7. Nitrate Kisses (1992)
Barbara Hammer‘s Nitrate Kisses is something of a thematic omnibus film, addressing a number of related issues of LGBT representation and discrimination. Ageism within the lesbian community, the oppression of the Hays Code, the possible repression of novelist Willa Cather and a wide variety of other themes are coupled with the warmly presented love-making of four couples. It’s provocative in the best, most intriguing way.
6. The Mouth of the Wolf (2009)
In the Mouth of the Wolf is an unlikely love story set on the windswept coast of Italy. The beautiful romance at its center shines past the darkness of prison and addiction and its images are simultaneously breathtaking and heartbreaking. With a quiet honesty that evokes the fiction films of Joao Pedro Rodrigues and Apichatpong Weerasethakul, Pietro Marcello‘s award-winning documentary is one of the most intriguing films of the last decade.
5. Word Is Out: Stories of Some of Our Lives (1977)
Storytelling and biography are turning out to be an obvious theme of this list. After all, what is culture if not storytelling? Word Is Out is significant enough because of its age, presenting a breadth of LGBT experience all the way back in 1977. Yet its virtue is not merely in the mere act of breaking the silence. These voices have only become more powerful with time, an important connection to a community trying to define itself even before the rupture of the AIDS crisis.
4. The Celluloid Closet (1995)
Both immensely entertaining and crucially eye-opening, The Celluloid Closet is a universally accessible entry point for seeing the world with a set of discerning, intelligent queer eyes. It should be required viewing in every high school in the country, not simply because it teaches media literacy but because it remains compelling proof of the necessity of multiple perspectives on everything from the already queer films on this list to the monoliths of mainstream American culture.
3. Tongues Untied (1989)
Marlon Riggs‘s masterpiece of honest provocation and staggering poetic fire holds up both artistically and socially, as the issues raised in its critique of racial politics within the gay community and our society at large have lost none of their resonance. Alternating between aggressive beauty and magnificent softness, Tongues Untied is as essential now as it ever was.

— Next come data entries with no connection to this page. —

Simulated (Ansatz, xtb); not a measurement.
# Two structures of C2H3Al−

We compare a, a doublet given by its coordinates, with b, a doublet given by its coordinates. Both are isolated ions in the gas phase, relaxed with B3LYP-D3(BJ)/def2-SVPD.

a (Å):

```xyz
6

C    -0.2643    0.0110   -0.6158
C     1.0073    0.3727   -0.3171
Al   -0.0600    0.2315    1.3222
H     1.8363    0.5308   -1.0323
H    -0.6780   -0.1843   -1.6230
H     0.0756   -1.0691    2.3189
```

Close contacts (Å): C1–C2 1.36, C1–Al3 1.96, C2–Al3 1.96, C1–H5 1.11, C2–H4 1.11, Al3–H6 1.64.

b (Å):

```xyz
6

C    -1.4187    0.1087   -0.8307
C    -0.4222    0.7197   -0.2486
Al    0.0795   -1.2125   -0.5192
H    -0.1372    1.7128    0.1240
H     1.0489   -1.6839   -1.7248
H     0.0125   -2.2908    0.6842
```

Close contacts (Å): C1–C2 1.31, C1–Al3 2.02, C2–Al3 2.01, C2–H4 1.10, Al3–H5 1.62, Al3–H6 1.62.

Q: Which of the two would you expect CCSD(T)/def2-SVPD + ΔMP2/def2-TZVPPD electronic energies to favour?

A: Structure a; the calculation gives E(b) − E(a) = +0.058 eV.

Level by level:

2. Portrait of Jason (1967)
Shirley Clarke‘s unlikely documentary, filmed one night at the Chelsea Hotel in 1966, is a revelation. The titular Jason, something of a picaresque hero and hustler interrupted by Clarke’s camera, is perhaps the single most interesting character ever captured on film. Portrait of Jason builds, deconstructs, and celebrates both his identity and the very idea of identity itself, along with all of the particular trappings of the United States of the 1960s and its relationship with concepts of race, gender and sexuality. It is, simply made and simply put, the power of nonfiction cinema distilled.
1. Paris Is Burning (1990)
What left is there to say about Paris Is Burning? Jennie Livingston‘s portrait of Harlem ballroom culture in the late 1980s is the classic that, alongside Todd Haynes’s Poison, marked the arrival of New Queer Cinema back in 1991. Its merits are instantly recognizable, only surpassed by its overwhelming persistence in the memory of everyone who has seen it. Its influence, and through it the influence of its subjects, has reached far out into American culture. With each successive viewing it becomes more electric, more emotive, more legendary.